From Publishers Weekly Review
(www.amazon.com/Mothers-Milk-Edward-St-Aubyn/dp/1890447404)
Starred Review.
This elegant and witty satire on the dissatisfactions
of family life, which continues the story of Patrick Melrose, the
hero of St. Aubyn's U.S. debut (Some Hope), opens in August 2000 at
Patrick's mother's home in the south of France, with Patrick's five-year-old
son, Robert, remembering with preternatural clarity the circumstances of his
birth. No one on this vacation is particularly happy; Robert realizes he's
being displaced by the arrival of baby brother Thomas, and Patrick is furious
because his mother plans to leave her house (and what remains of her fortune)

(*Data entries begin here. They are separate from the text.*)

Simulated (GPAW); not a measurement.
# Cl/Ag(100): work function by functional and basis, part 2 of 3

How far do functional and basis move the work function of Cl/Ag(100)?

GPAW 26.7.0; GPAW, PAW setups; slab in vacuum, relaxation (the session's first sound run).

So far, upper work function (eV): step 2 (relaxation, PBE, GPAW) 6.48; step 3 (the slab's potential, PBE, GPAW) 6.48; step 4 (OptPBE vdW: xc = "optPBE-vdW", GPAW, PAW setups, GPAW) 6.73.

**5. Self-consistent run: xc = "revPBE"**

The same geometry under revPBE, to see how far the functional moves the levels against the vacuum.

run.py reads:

to Seamus Dourke, a ridiculous New Age guru. Over the next three Augusts, the
Melrose story unfolds from different points of view: Patrick is deep in the
throes of a midlife crisis; Mary, his wife, feels her self has been obliterated
by the incessant demands of motherhood; and the two precociously verbal
children struggle to make sense of the complexities of life. The narrative
itself is thin, but the pleasures of the book reside in the author's droll
observations (overweight Americans, for example, have "become their own
air-bag systems in a dangerous world"). It's yet another novel about familial
dysfunction but told in a fresh, acerbic way.